Bud?s Family Style Chicken (Review)
In the middle of winter, in the middle of one of the worst economies the country has ever seen, comfort food provides a brief respite. And no comfort food has ever beat down-home, honest-to-God real fried chicken and all it’s glorious trappings.
That’s what you get at Bud’s.
And if one orders the family-style all-you-can-eat lunch ($10) – which is what we recommend – you get more comfort than a body ought to. (There are daily lunch specials for $5 and occasional dinner specials for $8.)
Bud’s is the reincarnation of a family restaurant that operated in Benton County in the 1980s, but sold out about 20 years ago. Keith Jensen, the son of the original Bud’s owner, was in the house-building business; when that started going south, he dug out an old family recipe and reopened the Bud’s concept.
Two of our reviewers decided to check it out and ordered the all-you-can-eat for a recent lunch and then set out to talk business. Before long, the conversation was punctuated with “Mmms” and “Ahs” and “Oh, mys.”
With the family-style offerings comes a first course: a crock of the restaurant’s famous bean soup – a smooth, buttery concoction lightly salted that could easily serve as a meal on its own.
But both reviewers had their eyes set on the prize. After a hasty bowl of the soup, they nodded for the attentive waitress to bring it on.

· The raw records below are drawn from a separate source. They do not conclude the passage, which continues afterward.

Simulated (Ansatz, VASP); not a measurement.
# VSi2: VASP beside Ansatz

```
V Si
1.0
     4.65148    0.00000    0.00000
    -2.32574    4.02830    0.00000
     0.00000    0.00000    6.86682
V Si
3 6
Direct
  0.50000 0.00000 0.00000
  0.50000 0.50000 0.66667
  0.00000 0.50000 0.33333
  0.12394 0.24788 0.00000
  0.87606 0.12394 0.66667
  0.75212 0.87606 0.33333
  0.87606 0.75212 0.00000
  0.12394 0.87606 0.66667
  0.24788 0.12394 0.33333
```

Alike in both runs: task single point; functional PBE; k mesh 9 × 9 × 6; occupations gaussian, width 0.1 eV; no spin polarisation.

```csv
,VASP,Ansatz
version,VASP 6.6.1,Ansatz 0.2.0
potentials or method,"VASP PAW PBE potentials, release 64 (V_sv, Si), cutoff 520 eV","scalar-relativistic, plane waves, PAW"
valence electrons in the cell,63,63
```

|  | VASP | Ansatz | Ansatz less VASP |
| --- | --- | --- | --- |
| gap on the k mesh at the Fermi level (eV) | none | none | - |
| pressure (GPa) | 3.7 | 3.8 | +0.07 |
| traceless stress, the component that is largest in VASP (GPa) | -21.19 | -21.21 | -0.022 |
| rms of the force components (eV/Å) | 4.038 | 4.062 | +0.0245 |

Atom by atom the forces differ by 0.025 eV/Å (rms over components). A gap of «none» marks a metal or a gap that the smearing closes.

She did. Bowls of corn, green beans, mashed potatoes, cream gravy, cole slaw and buttermilk biscuits were served up, followed with an initial offering of crispy golden fried chicken, an offering that didn’t slow down until the reviewers cried “uncle.”
One reviewer figured Bud’s would dish out generic-tasting cafe food for the sides, allowing the kitchen staff to focus all attention on the chicken. He’s seen that restaurant trick before. But that was not the case at Bud’s. Side dishes are fresh, well-seasoned and homemade (the slaw is a particular treat). Most all would be worthy of a trip to Bud’s even without the fowl fare.
Oh yeah, the chicken. Bud’s serves up normal-sized pressure-fried chicken pieces from normal-sized birds, not from small birds being rushed to market and not bite-sized cuts for the sake of convenience. This is chicken the way it’s supposed to be enjoyed: hot, fried and on the bone.
“Juicy, tender, crispy, fried to perfection,” said one reviewer. “I’ve never had anything quite that good.”
“The food is excellent, the atmosphere is very basic,” said the other reviewer. “Not the place for a high-power lunch or sales meeting, but a great place to work through some business details.”
Both agree Bud’s is worth revisiting again and again.